About me

If you want to know about my professional career, you can check out my resume. Otherwise, I spent my first few years in Chicago, then my family moved to Evanston when I was in third grade.
I went to Evanston Township High School and was a wholly unspectacular cross-country and track runner, then went to Lawrence University in Appleton, Wisconsin. It was a pretty tough transition–my graduating class at Evanston was nearly as big as Lawrence’s student body.
I graduated and took a job in Chicago as an intern for bow-tied U.S. Senator Paul Simon, who remains one of the coolest politicians ever. I still remember meeting him and then, later that day, seeing him across the office. He looked over and saw me, raised his can of RC cola, smiled and waved. It was like a commercial for RC (an underrated caffeinated, carbonated beverage, if you ask me). Then I took a job with a publishing house and learned I did not have the temperament to make it as a proofreader. After foundering for a while, I ended up in grad school at the University of Montana. Oh, how I loved Missoula.
Montana is a heady, wonderful state, and if you haven’t been there you should go. The mountains, the endless land, the sky… I know they call it “Big Sky Country” (and the late, brilliant Chris Whitley wrote a song by the same name), but there really is something different about the sky there–the clouds are bigger, more dramatic. The sky is bluer. The sunsets are epic. So, head out there, if you can.
I was in Missoula for two wonderful years, but I was making no money and didn’t know what I was doing, so it was time to leave. I got a job with a small paper in Northern California (the Pulitzer Prize-winning Point Reyes Light) in West Marin County. I paid my journalistic dues there, covering water-district hearings and the like. But I also was at ground zero when a massive forest fire ravaged the area and came within a a few acres of where I was living. I lived there for about a year and a half and it was beautiful, but it was a really, really small town, I was making less than $20k, and I couldn’t even pay the interest on my student loans. So I moved back in to my parents home in Evanston (see “Dependence Day”). Things were, as they say, grim.

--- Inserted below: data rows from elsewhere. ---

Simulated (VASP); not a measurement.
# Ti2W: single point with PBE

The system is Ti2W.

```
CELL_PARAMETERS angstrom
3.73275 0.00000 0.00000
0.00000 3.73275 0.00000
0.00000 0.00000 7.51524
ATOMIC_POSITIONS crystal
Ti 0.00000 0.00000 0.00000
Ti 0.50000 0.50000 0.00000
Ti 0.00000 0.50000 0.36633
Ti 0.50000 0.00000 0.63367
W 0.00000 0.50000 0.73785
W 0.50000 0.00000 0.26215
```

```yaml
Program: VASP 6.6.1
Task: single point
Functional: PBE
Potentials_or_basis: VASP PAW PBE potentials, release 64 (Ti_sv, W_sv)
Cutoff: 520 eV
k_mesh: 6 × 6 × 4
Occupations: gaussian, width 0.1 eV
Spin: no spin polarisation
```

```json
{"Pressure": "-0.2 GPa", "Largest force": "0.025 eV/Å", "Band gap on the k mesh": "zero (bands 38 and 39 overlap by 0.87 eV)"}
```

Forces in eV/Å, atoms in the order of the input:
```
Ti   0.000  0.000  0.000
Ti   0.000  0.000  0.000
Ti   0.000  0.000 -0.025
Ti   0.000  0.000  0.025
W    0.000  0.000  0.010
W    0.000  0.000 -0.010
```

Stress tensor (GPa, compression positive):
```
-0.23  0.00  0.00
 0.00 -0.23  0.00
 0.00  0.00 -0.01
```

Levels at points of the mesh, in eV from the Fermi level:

Eventually, I got a job with Chicago Lawyer magazine and moved out from under my parents’ roof. I was there for just a few months, then I got a position as a features writer at the Daily Herald in the suburbs. I spent an eventful seven years there, meeting a woman who would become my wife (then ex-wife) and writing about all sorts of topics, from reviewing the Rolling Stones to working on story about a mass murder in Palatine to interviewing a prickly Harrison Ford.
I left the suburbs in 2004 to take a job as a senior editor with Time Out Chicago magazine. I was there for three years, eventually working my way up to Editor. I also got remarried during this time, and on June 7 last year my wife Jeanne gave birth to our daughter, Maggie. I won’t go on and on about how cute she is, but it’s not easy to refrain. I became Editor of Time Out last year, and we parted ways in November. Since then, I’ve been freelancing, running, and learning how to relate to a growling toddler. And so it goes.